A LEVEL PLAYING FIELD?YOU MUST BE JOKING!
How the British Council steals an advantage abroad over other UK education suppliers
The British Council has long used taxpayers money, our money that is, to subsidise its education operations abroad and to undercut other non-subsidised competitors from both the profit and not for profit sectors in order to win contracts . There is new evidence that it uses its diplomatic ‘ top cover’ to gain an unfair competitive advantage in the market with our own Governments collusion, to help it see off other UK competitors.

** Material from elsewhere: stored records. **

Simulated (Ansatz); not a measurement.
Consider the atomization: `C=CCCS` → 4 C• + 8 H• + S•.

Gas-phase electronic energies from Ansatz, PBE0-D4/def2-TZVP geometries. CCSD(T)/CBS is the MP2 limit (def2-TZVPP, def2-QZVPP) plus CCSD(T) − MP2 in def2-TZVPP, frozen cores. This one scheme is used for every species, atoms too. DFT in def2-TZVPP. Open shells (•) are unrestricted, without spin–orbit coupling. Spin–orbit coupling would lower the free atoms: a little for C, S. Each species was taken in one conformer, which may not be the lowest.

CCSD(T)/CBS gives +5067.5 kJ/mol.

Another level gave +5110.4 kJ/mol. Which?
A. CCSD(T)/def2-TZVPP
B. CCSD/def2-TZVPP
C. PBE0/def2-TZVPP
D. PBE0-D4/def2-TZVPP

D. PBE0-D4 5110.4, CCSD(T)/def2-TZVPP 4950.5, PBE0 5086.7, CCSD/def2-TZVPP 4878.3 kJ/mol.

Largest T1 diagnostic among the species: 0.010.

Malaysia’s Ministry of Education tendered recently for the supply of 360 native English language trainers. The contract was awarded to three providers, the British Council being one of them. The Malaysia MoE required each provider to supply a M$4m (about £800k) performance bond. Two providers put the money on the table. The British Council didn’t . It argued that its constitution didn’t permit it to put up bonds. So what happened? The British High Commissioner requested that the Malaysian government waive the requirement for a bond from the British Council . This request allegedly went to the Malaysian Cabinet and they agreed to waive the requirement on the basis that this was a government to government agreement. Confirming in other words the British Council operates with a Government guarantee behind it, to help it to win contracts even when competing against UK companies abroad.
This particular arrangement, of course, worked to the advantage of the British Council and to the disadvantage of other UK education companies, as often happens.
So, what is the status of the British Council that allows it to bend the rules when it suits its perceived interests?
Is it the cultural arm of the FCO? Or is it a straightforward commercial operation? Is it charity, fulfilling a public benefit ie justifying its charitable status (it cant be both a charity and commercial operator can it ?) Or is it a quango, at arms length from the Government? Then again, maybe its an aid agency supporting our development goals and the DfID (its tapping in to the DFIDs aid budget after all).The answer is- it tries to be all of these things . Like a chameleon it changes its status to suit any given circumstance. And it has been allowed up until now to get away with it . But one has to ask, for how much longer?
Why does all this matter anyway? Well a publicly funded quango that doesn’t know what it is and has an on-going identity crisis is a quango ripe for culling under the Governments efficiency drive . It cannot for starters prove that it is indispensable. In other words private sector and not for profit providers could deliver most of the services it delivers, if there is a demand for them that is , at lower cost (and for the most part at no cost to the taxpayer) while delivering better quality. Few in the market doubt this.
The shenanigans in Malaysia tell us a number of other truths. Firstly it confirms something that UK education service providers have known for a while , that in the eyes of our diplomats and those who purport to ‘represent’ our trade and investment interests abroad, the British Council is special and has a privileged status, and is given a helping hand in the markets (with the implicit guarantee behind it). Secondly, it confirms that the British Council is effectively an arm of the FCO (subsidised now also by the DFID budget) and not an independent bona fide commercial operator, as it would have it. Thirdly, it confirms that if the British Council pitches for a contract then there is no level playing field, and, importantly, the very presence of the BC raises the costs and risks for other competitors while deterring new market entrants.
The protected status of the BC is from another era. It was never easy to justify its chameleon status, its even less so now. It cannot secure value for money for us taxpayers. The way it conducts its business abroad and in the markets lacks transparency ,accountability and is demonstrably unfair on other non-subsidised competitors . It is doubly unfair because the British Council competes head on for the same contracts with the very companies it is supposed to be supporting in the markets (with taxpayers money).It is aided in all this by our public servants. This is not acceptable. At a time when our Government seeks better value for money and more engagement from the private and not for profit sectors, in public service delivery and for small and medium sized enterprises to be awarded a greater share of public service contracts, here and abroad , its activities clearly serve to undermine a key Government policy and work against the longer term interests of UK plc. It is time for the Government to act to protect the interests of us taxpayers and the education market.
The Government, according to the Cabinet Office ‘ will be establishing new procedures for reviewing public bodies to challenge whether there is still a requirement for them to continue and if there is ,that they are fit for purpose ‘. If that is case and its not window-dressing then the British Council should be worried. Over to Francis Maude and his reform team in the Cabinet office on this one.